The head scout for the WHL's Tri-City Americans, Parneta spent last week in Kelowna, examining the some of best bantam-aged (born in 1999) talent at the Western Canada Bantam AAA Hockey Championship.
Like virtually all scouts will tell you, Parneta said evaluating 14- and 15-year-old players is far from an exact science.
"The biggest challenge is that kids at this age tend to change very quickly," Parneta said. "Sometimes you'll see a growth spurt happen within a few weeks, so projecting their size can be difficult.
"Also, consistency over the course of a year can really change in young players, maybe they don't look the same as the last time you saw them. Players can change a lot between 15 and 17, so there's no real science or art to it. You weigh it all out in your mind and do the best you can."
While a player's development at a young age is hard to predict, WHL teams have become much more proficient over the last decade in gauging each prospect's progress. Because the bantam draft is considered the main building block for every major junior team, teams pour exponentially more resources into scouting than they once did.
With significantly larger staffs per team—around 10 people in most cases—Parneta said the scouting landscape has undergone a considerable shift.
"WHL organizations build their teams through the draft, so it's really become a top priority," he said. "The resources that are allotted to teams in the WHL have increased ten-fold in the past decade. Just the number of people, the amount of travel and volume of tournaments we attend in a year is huge. The draft is important and you have to be prepared or you get left behind."
And for Parenta and hundreds of other scouts, there's much more to the evaluation process in today's era than simply what a player does on the ice. Strength of character, work ethic and general intelligence are all components that are equally high on the check list.
"There is so much more work now than just assessing what they do on the ice," he said. "Looking into their background, what they do away from the game, their training, what their grades are in school…the type of character them and their families have. That's all very important to our organization."
Because WHL teams are more proactive than ever before in the scouting domain, it also means that there are far fewer secrets about prospective talent. Although it still happens on occasion, the so-called 'sleepers' who slip through the system and the draft unnoticed, are a rarity.
Everett Silvertips' scout Jag Bal said technology is playing an increasingly important role in the scouting profession. Whether it's the availability of basic online data, the use of Facebook, Twitter or texting, all teams are on an equal footing, making competition for talent as intense as ever.
"It's big business for all these teams, and with the Internet, social media, texting, and good scouts all over the country, not much at all is going to be missed," said Bal, who is based in Cloverdale. "There's a sophisticated program called Rinknet where every player's progress is documented, scouts can access it and track those players from anywhere. It's positive for the players, too, in that there are so many avenues to show yourself. If you're a good player, eventually you will be seen."

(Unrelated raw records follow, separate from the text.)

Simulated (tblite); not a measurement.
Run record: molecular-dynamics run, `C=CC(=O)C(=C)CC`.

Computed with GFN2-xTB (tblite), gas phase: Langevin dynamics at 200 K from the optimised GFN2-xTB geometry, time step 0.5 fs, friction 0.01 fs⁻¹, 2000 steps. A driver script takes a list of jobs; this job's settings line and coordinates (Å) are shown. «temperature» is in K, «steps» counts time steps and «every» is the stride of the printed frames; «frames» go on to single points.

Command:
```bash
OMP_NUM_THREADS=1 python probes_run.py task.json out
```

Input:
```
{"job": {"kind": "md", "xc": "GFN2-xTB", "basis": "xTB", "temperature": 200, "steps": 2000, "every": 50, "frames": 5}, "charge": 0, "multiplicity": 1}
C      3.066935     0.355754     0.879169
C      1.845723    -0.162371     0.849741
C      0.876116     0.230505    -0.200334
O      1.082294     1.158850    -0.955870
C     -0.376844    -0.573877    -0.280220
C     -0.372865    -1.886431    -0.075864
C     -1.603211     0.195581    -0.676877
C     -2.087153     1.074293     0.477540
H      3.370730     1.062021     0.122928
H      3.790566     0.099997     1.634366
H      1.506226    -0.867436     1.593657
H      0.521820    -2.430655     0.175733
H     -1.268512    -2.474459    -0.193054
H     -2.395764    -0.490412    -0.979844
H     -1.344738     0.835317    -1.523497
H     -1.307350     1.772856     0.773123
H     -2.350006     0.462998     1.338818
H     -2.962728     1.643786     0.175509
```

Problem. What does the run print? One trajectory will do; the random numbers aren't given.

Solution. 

Still, as far as scouting has come in the last 10 to 15 years, Everett scout Harley Love said sometimes a little bit of good, old-fashioned luck can come in handy.
"The only guarantee is that there are no guarantees," said Love, who lives in West Kelowna. "You don't know for sure how players will change over time.
"You hope if you watch them enough, do your homework and try to figure what players will do for you down the road, hopefully you make good choices," he added. "It's hard to project but we're working on it."
Western Hockey League scouts, like Love, will see the fruits of their labours when the league holds its annual bantam draft Thursday, May 1 in Calgary.